Thanks for the link, Yes all parts of the set-up are important. The old saying that nothing is stronger then the weakest link applies here. The wooden columns and laminated beams I am using have a 5x or more saftety margin. The trolley is a 1.5 ton 50% more then the hoist I have. Simpson-tie makes the connectors and base fixtures I will be using, also far exceeding the load I will have.

All the responses are very helpful. I have already thought about a temporay jack column when working with heavier loads as needed. I am hoping to have the full span clear of columns except the ends. If I put a post right under the splice, it would go right next to my workbench, making that side unuseable. Adding the extra plate sounds like a good idea. I would rather go with overkill.

[Nitesky]

In industry around here you hang a 1-1/2 Ton trolly and you have just rated your lifting equipment @ 1-1/2 Ton. There is already a generous safety factor built into your trolley so you don't have to overdo things.
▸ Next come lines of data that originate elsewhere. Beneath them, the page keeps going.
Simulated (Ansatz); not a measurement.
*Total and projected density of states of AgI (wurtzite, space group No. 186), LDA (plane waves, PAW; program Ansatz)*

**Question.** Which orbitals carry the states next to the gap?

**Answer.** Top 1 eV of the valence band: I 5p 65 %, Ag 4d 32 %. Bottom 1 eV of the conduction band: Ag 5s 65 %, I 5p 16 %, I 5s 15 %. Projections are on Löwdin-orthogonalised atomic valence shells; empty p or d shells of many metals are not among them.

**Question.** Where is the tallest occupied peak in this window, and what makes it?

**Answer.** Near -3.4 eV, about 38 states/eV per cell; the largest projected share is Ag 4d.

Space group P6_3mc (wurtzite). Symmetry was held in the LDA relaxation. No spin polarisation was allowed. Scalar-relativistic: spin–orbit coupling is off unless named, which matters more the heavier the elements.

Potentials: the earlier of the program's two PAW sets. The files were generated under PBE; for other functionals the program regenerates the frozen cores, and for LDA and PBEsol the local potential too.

There is no way that you can guarantee what the next owner of your shop will try to lift. At home a partially trained person will look at the trolley, see the 1-1/2 Ton trolley, do a mental calculation and VOILA -- I can lift 4-1/2 Tons with this thing and since a properly engineered beam should be rated for 10 times the lifted load (includes weight of rigging) . . . Do you see where this is going?

[Toolferone]

Quote:

Originally Posted by Nitesky

There is no way that you can guarantee what the next owner of your shop will try to lift. At home a partially trained person will look at the trolley, see the 1-1/2 Ton trolley, do a mental calculation and VOILA -- I can lift 4-1/2 Tons with this thing and since a properly engineered beam should be rated for 10 times the lifted load (includes weight of rigging) . . . Do you see where this is going?

Good advise. I do plan on living here a long time, but in the event I do move, my plan would include removing the beam, just for the reason you stated. Thx.

[DLite]

Looks good.

Maximum deflection with a 2000 lbf load at midspan, including the weight of the I-beam will about 1/4", and maximum stress should be less than 10,000 psi, a third less than the yeild strenth of A36 structural steel.

[NHMatt]

All lifting devices should be built to a 5:1 safety factor. If it needs to hold 1000lbs, build it to lift 5000lbs. That is usually the same factor used in all of the rigging equipment. On a beam splice like that I have always liked to fully weld the flanges and the web. Then I would grind the weld in the web smooth and place a square plate in the diamond position over the joints on each side and weld all around those. Then you know its strong enough.

[dave powelson]

What are you using for vertical support of the beam?

quoting myself from prior ---"The beam connections to the vertical columns, the columns themselves, the base plates
and the method of securing the base plates deserve the same study and attention as the beam.....but that's rarely discussed or considered in home brew setups."

[Toolferone]

Quote:

Originally Posted by dave powelson

What are you using for vertical support of the beam?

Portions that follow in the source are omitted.